The best way to see how privatization would really work is to examine one of the plans outlined in detail in late 2001 by President Bush's own Commission to Strengthen Social Security, under the late Sen. Daniel Patrick Moynihan, who President Bush mentioned Wednesday night, and Richard D. Parsons, chief executive of Time Warner.
The forthcoming Bush proposal looks as if it will be based on this plan. It would allow individuals to divert up to four percentage points of Social Security taxes (or about one-third of a worker's total wages paid over to Social Security )into private accounts, as the president said in his speech.
But the gains from private accounts would not nearly balance the Social Security system, the commission found. Large additional cuts in guaranteed benefits were needed. The commission's plan cut guaranteed benefits by indexing them to price increases rather than wage increases.
Here's how that works. The current Social Security system replaces a certain amount of a worker's wages -- say, about 40 percent for middle-income workers. As wages rise, so do benefits. But wages in fact rise much faster over time than do prices. Thus, under the commission proposal, benefits linked only to price increases would ultimately be much lower than the present Social Security system would pay.
How much lower? For a typical one-earner family, guaranteed benefits would be about 75 percent of the level promised by the present system in 2042 and, stunningly, only half of the level in 2075. This is the dirty little secret of privatization.
The president seems to think that adding gains due to investment in private accounts will excite younger people. But even if a person earned, say, 4.5 percent a year in a portfolio of stock and bonds over 30 years, and paid a minimal investment management fee to boot, returns for a typical one-earner couple whose breadwinner retires in 2042 will still be less than the benefits promised under the present system.

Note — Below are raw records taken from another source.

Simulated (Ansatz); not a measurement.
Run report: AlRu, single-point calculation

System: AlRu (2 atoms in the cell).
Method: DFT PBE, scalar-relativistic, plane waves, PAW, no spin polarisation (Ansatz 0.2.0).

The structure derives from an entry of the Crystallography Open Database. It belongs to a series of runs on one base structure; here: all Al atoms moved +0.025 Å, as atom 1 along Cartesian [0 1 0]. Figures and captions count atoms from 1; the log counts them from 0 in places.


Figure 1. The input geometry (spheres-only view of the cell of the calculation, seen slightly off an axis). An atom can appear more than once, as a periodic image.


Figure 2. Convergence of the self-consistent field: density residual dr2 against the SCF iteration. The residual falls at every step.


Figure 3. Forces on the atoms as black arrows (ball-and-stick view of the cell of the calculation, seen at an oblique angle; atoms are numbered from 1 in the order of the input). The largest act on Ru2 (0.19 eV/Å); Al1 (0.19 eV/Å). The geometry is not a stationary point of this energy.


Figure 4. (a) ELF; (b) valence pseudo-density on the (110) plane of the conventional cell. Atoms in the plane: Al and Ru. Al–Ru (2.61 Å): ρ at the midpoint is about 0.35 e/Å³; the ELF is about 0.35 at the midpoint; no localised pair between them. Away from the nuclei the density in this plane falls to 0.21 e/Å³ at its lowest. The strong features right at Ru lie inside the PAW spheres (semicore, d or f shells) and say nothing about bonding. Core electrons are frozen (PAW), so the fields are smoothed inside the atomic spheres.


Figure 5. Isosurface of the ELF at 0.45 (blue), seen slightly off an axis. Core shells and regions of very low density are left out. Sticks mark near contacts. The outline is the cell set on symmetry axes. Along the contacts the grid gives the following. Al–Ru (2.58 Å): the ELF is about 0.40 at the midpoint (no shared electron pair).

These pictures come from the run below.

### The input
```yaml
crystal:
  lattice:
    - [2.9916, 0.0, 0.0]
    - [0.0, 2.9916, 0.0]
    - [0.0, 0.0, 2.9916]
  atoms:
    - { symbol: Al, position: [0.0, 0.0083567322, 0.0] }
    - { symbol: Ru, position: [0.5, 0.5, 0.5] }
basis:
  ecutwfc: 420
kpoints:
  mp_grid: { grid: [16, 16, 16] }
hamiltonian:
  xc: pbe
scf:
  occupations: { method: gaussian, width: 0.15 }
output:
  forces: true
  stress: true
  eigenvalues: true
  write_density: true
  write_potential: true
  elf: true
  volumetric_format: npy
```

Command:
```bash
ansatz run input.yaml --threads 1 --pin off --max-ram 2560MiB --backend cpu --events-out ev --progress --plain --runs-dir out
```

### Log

The eyes may be about to glaze over, I know. But just one last technical point. Many of those who opt for private accounts will not earn 4.5 percent a year. Many and perhaps most will earn just 3 percent a year or so, and even less. Under these circumstances, benefits including those gains from private accounts will actually be lower down the road than if even nothing were done to reform the current system.
Let me say that one more time, because it is a stunner. If the nation makes no reforms, the reduced benefits -- down to about 70 percent of promised levels -- will still be higher for the typical retiree than benefits will be under the likely Bush administration privatization plan.
The president goes blithely on, however. He may believe more in the certainty of equity market returns than he should. No doubt, ideology also has a part. For all the president's praise of Social Security Wednesday night, it has always bothered those who favor minimal government.
There are also practical political considerations. The success of Social Security has been a political advantage for the Democrats. Why not take that away from them?
And, of course, it will be a boon for the Street. The president argues that the system will carefully monitor managerial fees. But Austan Goolsbee, an economist at the University of Chicago, computed last fall that even modest fees will accumulate into an enormous amount over 75 years. In fact, the present value of those fees is $940 billion, or about one-fourth of the cumulative gap between Social Security's income and outgo over those 75 years.
Goolsbee may have overshot the mark some, especially if government picks up some of the administrative expense (which will cost taxpayers, anyway). But there is little doubt the fees will mount, especially if individuals are given some choice in their investments and Wall Street has the incentive to attract them.
Teresa Ghilarducci, an economist from Notre Dame, thinks there is another, even more compelling lure for Wall Street. As baby boomers retire, they will stop buying stocks on balance and start selling them. So the Street needs new sources of purchasing power to hold up stock prices. What better than privatization?
There is a sensible course. On Wednesday, President Bush argued that the nation should fix Social Security once and for all. But there is no forecasting the future that far in advance with certainty. It is entirely possible the economy will do better than expected over the next 50 to 70 years, wages will rise rapidly, and payroll taxes will more than exceed expected Social Security outlays.
Experts like Robert Ball, the former Social Security Administration official, and Alicia Munnell, a former Clinton economist now at Boston College, argue that the nation should begin to make small changes now. Benefits should be somewhat reduced and taxes raised only slightly. In 10 years or so, the nation can make another adjustment, depending on the outlook at that point.
This is not the ideological bold stroke the president is looking for. It will provide no long-term political blow to the Democrats, nor will it delight one's Wall Street friends. It will probably not make history, either. But it is the best way to solve the nation's Social Security and generate confidence in the system.
Now the president is off on a tour to sell his Social Security ideas. If he ultimately wins, it will be a tragedy. It will transform Social Security from a guaranteed retirement benefit to a gamble. Not all will lose, but many will. We could do little worse for our children. Fortunately, I think this is one battle the president will lose.
Editor's note: This story has been corrected since its original publication.